Tuesday, July 28, 2009

Too busy?

Are we too busy? Too busy to slow down and enjoy life. Running from one thing to the next. Juggling the people in our lives like they are one more obligation to manage. Making time for the unimportant while neglecting the important. I know we have seasons in our lives where things can be crazy. I have lived through those seasons and they can be draining. But what happens when we stay busy all of the time. Never slowing down to reflect, not taking the time to invest in people, chasing after something that doesn't really fulfill us, realizing too late that those around us are gone, wondering how we drifted so far away from God. It isn't very hard to get there. We wake up and all of the sudden we realize we can't remember the last time we had a real talk with our wives that didn't revolve around the kids, or work, or finances. We realize the friends we used to talk with about our dreams, the people we used to have fun together with, they no longer call. The job we invest so much of our time in decides to go in a different direction and we become unnecessary. The "must see" show that we manage to watch every week goes off the air.

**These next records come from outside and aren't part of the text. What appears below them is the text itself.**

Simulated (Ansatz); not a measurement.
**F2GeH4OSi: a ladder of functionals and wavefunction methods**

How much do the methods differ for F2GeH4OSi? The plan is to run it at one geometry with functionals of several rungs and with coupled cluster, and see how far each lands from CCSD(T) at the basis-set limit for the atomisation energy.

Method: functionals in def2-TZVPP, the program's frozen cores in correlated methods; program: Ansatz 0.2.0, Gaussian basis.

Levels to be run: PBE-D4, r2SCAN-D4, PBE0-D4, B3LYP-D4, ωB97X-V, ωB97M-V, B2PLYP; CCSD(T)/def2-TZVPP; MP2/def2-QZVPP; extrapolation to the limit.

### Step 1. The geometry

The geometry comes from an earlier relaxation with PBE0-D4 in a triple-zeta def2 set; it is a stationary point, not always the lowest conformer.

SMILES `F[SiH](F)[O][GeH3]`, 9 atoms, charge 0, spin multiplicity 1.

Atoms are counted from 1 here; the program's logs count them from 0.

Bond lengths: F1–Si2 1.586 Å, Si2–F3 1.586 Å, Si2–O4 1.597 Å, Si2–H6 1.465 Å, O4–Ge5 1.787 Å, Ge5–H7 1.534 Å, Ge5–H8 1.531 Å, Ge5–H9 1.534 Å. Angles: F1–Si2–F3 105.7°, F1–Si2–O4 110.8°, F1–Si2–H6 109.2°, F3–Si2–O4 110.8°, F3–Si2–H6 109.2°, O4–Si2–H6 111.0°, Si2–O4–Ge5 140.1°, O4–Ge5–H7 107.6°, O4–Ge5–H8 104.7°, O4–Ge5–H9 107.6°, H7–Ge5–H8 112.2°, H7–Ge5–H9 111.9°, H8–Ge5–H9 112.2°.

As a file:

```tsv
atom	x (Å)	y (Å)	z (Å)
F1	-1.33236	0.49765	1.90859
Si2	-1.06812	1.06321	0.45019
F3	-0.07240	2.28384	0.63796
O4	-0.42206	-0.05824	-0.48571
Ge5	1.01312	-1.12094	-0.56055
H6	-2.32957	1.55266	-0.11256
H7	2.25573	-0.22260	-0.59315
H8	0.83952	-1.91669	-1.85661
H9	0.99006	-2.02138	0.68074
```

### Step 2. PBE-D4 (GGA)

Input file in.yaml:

Been reading through Ecclesiastes recently. It talks a lot about what we chase after. We each have 24 hour in a day. We all have the same amount to invest. Are you spending yours wisely? Are you investing in the things that matter or the things that squeak the loudest? Pause a moment and think about the important things to you, do those match with where your time is spent? If not, what are you going to do about it? Do you need to call someone? Make time to take your spouse out on a date and really talk? Spend some time listening to God? You will have a lot of things clamoring for you attention, but you get to decide how you will invest your 24 hours today.

1 comment:

jamie said...

I think its pretty humbling to think about what your life would be like if everything you chased after were suddenly gone. Thats kind of the thing my pessimistic mind latched on to thinking about the whole job thing and becoming unnecessary.

To be honest, Im not sure how we (me and my family) would handle something like that. Honestly, we have worked long and hard to get to this place where we are (still not enough- of course). We like the neighborhood we're in, the kids our kids play with, the new house etc.

Sometimes I wonder if our soul has gotten lost in the pursuit. (Just being honest).

I do a lot of good things. But some of the better things have slipped away.